4. The downlock green lights — three independent, three states

Per AMM 32-61-00:

Each light is in two parts and can show: - the color red and the legend UNLK in the top half (L/G not in selected position) - the color green in the bottom half (L/G downlocked) - no lights (L/G uplocked). The green lights for the NLG and each MLG have different proximity sensors, logic circuits and power supplies.

Reading the three states:

Why each green light has its own sensor, circuit, and power supply (a third dedicated sensor set via LGCIU 1): so the three green lights are mutually independent — even if a main channel or one LGCIU has a problem, each leg's "I am locked" green light can still illuminate independently and credibly. The three greens are the single most important thing to confirm before landing, so their power and logic are specifically isolated.


5. The warning family and the lever down-arrow light

The LGCIU drives a family of warnings. Per AMM 32-61-00 these include L/G LGCIU 1 (2) (1+2) FAULT, L/G GEAR NOT DOWNLOCKED, L/G GEAR NOT UPLOCKED, L/G DOOR NOT CLOSED, L/G GEAR UPLOCK FAULT, L/G SYS DISAGREE, L/G RETRACTION FAULT, L/G LENGTHENING FAULT, and L/G GEAR NOT DOWN. When these appear the WHEEL page auto-displays; some trigger a Master Warning/Caution and chime. Each message's meaning and handling is in the ECAM Warning Family.

The lever down-arrow light is the last reminder of an unsafe configuration. Per AMM 32-61-00:

The 'down arrow' light in the L/G control lever comes on if: - the L/G is not locked down - the aircraft is below 750 feet - the aircraft is in a landing configuration.
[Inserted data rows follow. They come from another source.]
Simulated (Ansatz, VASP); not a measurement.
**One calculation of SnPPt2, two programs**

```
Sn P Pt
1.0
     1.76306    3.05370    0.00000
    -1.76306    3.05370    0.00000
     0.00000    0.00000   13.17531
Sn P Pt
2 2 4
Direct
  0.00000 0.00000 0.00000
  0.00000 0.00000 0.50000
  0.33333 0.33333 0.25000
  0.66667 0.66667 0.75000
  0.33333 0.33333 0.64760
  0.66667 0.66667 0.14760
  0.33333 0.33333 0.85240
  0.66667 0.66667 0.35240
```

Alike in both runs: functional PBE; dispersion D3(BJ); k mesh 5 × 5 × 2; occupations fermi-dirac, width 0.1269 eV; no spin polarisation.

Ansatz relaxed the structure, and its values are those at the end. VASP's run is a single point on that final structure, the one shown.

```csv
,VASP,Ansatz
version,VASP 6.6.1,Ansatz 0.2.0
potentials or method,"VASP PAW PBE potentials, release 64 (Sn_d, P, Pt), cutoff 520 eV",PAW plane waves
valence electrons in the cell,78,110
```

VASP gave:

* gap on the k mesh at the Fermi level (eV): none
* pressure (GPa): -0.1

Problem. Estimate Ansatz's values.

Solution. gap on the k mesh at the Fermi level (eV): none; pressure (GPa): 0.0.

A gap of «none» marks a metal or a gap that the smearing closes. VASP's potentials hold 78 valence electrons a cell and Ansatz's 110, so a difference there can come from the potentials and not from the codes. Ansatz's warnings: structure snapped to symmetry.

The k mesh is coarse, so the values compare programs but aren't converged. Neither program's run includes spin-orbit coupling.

Read it: you have lowered the flaps, brought the thrust back, and descended below 750 ft to land — but the gear is not locked down. The red arrow shouts "you are about to land and the wheels are not ready". It is the same class of gear-up-landing protection as the GPWS TOO LOW GEAR, from the landing-gear side. (The LGCIU also runs a BITE — power-up self-test, continuous monitoring, fault recording to the central maintenance system — but for the pilot it is enough to know the LGCIU finds and reports its own faults.)

[!warning]- Five misconceptions this article corrects (1) The LGCIU does not only serve the landing gear — it is the aircraft-wide ground/flight source for pressurisation, EFCS, braking, anti-ice, TCAS/GPWS, FADEC and more. (2) "On the ground" is not decided by absorber compression alone — the criterion is downlocked and bogie not trailed (compound, more reliable). (3) The three downlock green lights do not share one circuit — NLG and each MLG have independent sensor, logic, and power. (4) A dark green light does not mean "not extended" — green = downlocked, red UNLK = not in the selected position, no light = uplocked (three states). (5) The down-arrow light does not mean the gear is broken — it is the unsafe-configuration reminder (landing config + below 750 ft + not downlocked), protecting against a gear-up landing.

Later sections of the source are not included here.